LFP: THE QUEEN, THE CHAIRMAN AND I - KURT TONG
Private View: Wednesday 30th May 6:30pm
Exhibition: Thursday 31st May – Saturday 23rd June 2012, 7 days a week 12 – 6pm
This new body of work by Kurt Tong combines a collection of historical photographs, new photographs and writings that retrace and bring to life Tong's ancestral roots from more than a century ago to the present day.
The exhibition will take the form of a Chinese tea house and visitors will be encouraged to share their own family stories.
Where are you from originally?
As an immigrant, I get asked this more than I care for. Having spent two thirds of my life in England, I am still often considered an outsider. I was born in the city of Hong Kong in 1977, five years before China wanted it back. Us Honkies have an identity that's very different to the ones of China; after all, I sang God Save our Queen as my national anthem at school. I always knew I was coming to live in England. My father studied here and dislikes the communists; he had always told me that when Hong Kong goes back to China in 1997, we would not be going back. Go back he did. In fact, he never really left. I, on the other hand, got sent here for school and I married and started a family here. Having grown up between three different cultures, one question is always at the back of my mind. How Chinese am I or indeed, who am I?

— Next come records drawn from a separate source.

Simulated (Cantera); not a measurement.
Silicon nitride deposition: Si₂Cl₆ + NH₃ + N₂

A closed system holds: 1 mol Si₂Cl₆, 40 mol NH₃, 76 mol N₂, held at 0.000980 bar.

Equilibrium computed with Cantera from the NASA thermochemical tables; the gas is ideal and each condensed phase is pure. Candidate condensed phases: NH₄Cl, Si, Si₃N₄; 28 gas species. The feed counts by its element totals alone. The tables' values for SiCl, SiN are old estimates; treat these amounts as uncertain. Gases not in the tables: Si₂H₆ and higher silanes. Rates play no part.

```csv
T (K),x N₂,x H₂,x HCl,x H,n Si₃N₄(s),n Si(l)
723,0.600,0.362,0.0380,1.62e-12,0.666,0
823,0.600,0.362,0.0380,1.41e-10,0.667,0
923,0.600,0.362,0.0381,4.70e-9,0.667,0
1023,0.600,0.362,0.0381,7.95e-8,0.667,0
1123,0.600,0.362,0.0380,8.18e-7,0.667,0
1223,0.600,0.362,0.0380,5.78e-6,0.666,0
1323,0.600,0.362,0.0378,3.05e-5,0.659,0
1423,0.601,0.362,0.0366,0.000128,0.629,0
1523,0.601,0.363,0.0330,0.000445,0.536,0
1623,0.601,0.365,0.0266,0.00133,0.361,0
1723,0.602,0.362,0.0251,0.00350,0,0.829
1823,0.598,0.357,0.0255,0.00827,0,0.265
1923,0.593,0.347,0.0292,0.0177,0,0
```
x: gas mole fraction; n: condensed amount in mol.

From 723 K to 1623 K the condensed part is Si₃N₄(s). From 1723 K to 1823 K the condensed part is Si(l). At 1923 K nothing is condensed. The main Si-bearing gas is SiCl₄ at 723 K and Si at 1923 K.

My father's grandfather was a deckhand who came to Hong Kong from Shanghai after the fall of the Empire in 1911, lured by better job prospects in the relatively stable British colony. My mother's family were big landlords in Southern China—they came to Hong Kong and probably escaped certain death at the hands of Mao's advancing Communist armies. I am tracing back the history of my family in a bid to find out how two of the most influential people in history affected my family.
Granting equal importance to new photographs, found photographs and writing, the work will reconnect me with the Hong Kong of the past through the recollection of my extended family, humanizing the political and social upheaval that brought my family to Hong Kong and eventually to the United Kingdom.
The project is a visual storybook for my daughters. It is my hope that when they are older and begin to question their own heritage, they will find answers to their questions as I did during the research and making of this project.
Exhibition curated by Lauren Heinz, FOTO8
Born in Hong Kong in 1977, Kurt Tong was originally trained as a health visitor at the University of Liverpool. He has worked and traveled extensively across Europe, the Americas and Asia. In 1999, Kurt co-founded Prema Vasam, a charitable home for disabled and disadvantaged children in Chennai, South India. Kurt became a full-time photographer in 2003. He was the winner of the Luis Valtuena International Humanitarian Photography Award and the City of Port St. Elpidio Prize with his first picture-story documenting the treatment of disabled children in India. He has worked for many other NGOs and covered stories on topics ranging from female infanticide to ballroom dancers.
He gained his Masters in Documentary Photography at the London College of Communications in 2006 and immediately began working on more personal projects. He has since been chosen as the winner of Photograph.Book.Now competition, the Hey, Hot Shot! competition and the prestigious Jerwood Photography Award.
Tong's photographs have been widely published and exhibited around the world at venues including: The Royal Academy, Impressions Gallery, Abbaye de Neumunster, Fotofest in Houston and solo shows at Compton Verney, Photofusion and Streetlevel Photoworks. He is represented by Jen Bekman Gallery in New York and The Photographer's Gallery in London.
His first monograph In Case it Rains in Heaven (Kehrer Verlag) was published in 2011.